Paper No. 7
Presentation Time: 5:00 PM
THE LONG RECORD OF FUSIBILITY
NEWCOMB, Sally E., 13120 Two Farm Dr, Silver Spring, MD 20904, senewcomb@earthlink.net
The fusibility of minerals has long been recognized as a useful property. Ores were smelted, metals worked, glass and ceramics made, and cloth dyed. The resultant store of practical and folk wisdom was part of investigations in mineralogy in the 18th century and before. Test fusions of rocks and minerals were done in conjunction with those technologies and the blowpipe was in very early use. Things became more scientific in the early part of the 18th century with the work of Pott, Wallerius, and others. In 1784 Wedgwood published a table of fusibilities in order to calibrate his pyrometer. In 1794 Kirwan published a ranking for fusibility of 1 to 5, tied to degrees of Wedgwood, but described in terms of appearance. De Saussure published an extensive table of fusibilities in which he used a novel method to relate visual results from blowpipe analysis to Wedgwood temperatures. Fusibility was defined in Cadet's Dictionaire de Chemie of 1803, and was listed in mineralogy texts of the time. Cordier published his own list in conjunction with his ground-breaking work on mineral identification in fine-grained basalts. Von Kobell published a fusibility scale consisting of successively less easily fusible minerals, that is still, like Moh's hardness scale, included in current textbooks. Seger's cones provided another method of determining fusibility.
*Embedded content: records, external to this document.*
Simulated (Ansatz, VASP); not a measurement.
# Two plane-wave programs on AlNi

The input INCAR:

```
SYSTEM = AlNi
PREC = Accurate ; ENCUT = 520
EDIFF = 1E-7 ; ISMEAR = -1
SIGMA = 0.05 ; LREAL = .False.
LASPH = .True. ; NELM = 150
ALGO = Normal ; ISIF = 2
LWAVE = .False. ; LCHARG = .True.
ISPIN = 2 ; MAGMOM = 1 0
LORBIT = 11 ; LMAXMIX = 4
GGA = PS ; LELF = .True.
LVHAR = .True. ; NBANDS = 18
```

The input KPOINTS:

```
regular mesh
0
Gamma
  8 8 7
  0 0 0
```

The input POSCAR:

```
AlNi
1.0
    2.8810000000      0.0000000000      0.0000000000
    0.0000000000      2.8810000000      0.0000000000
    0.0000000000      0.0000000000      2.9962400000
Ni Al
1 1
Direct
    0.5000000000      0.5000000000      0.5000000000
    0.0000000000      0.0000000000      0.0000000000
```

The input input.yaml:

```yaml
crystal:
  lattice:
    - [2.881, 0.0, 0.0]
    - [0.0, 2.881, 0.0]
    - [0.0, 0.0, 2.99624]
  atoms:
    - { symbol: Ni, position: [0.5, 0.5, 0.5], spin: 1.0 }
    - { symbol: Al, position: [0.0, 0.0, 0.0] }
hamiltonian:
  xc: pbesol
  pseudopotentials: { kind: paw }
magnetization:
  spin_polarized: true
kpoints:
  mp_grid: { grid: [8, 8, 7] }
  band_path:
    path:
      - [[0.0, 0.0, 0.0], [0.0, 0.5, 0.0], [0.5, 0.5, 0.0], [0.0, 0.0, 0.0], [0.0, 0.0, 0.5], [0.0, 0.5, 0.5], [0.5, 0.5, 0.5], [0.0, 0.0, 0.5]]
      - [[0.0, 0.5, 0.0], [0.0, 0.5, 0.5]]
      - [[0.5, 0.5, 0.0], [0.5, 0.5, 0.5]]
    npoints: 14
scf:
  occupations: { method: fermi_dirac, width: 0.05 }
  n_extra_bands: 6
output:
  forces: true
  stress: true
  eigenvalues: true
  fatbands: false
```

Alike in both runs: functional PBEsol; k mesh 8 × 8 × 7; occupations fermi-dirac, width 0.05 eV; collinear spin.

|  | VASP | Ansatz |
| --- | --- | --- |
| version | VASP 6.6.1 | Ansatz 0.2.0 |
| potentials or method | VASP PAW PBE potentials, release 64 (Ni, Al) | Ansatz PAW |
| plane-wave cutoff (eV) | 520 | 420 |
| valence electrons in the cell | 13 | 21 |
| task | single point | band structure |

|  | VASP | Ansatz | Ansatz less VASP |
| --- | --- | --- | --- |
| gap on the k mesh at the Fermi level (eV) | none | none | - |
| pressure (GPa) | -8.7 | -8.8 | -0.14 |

There were many innovations in high temperature pyrometry. Many were designed to make conditions for technologies better known and efficient, but fusibility tables were still inaccurate and inconsistent. Barus reviewed the situation in 1889. Noting the unreliability of the earlier fusion scales for minerals, in 1891 Joly originated what he called a meldometer, which depended on the thermal expansion of a platinum ribbon. Optical pyrometers, thermocouples, and gas pyrometry also have a long history beginning in the 19th century. Geologists and mineralogists were still concerned with conditions of rock origin and metamorphism, and originated equipment of increasing complexity. However, von Kobell's scale is still used and continues to be cited in mineralogy textbooks and web sites.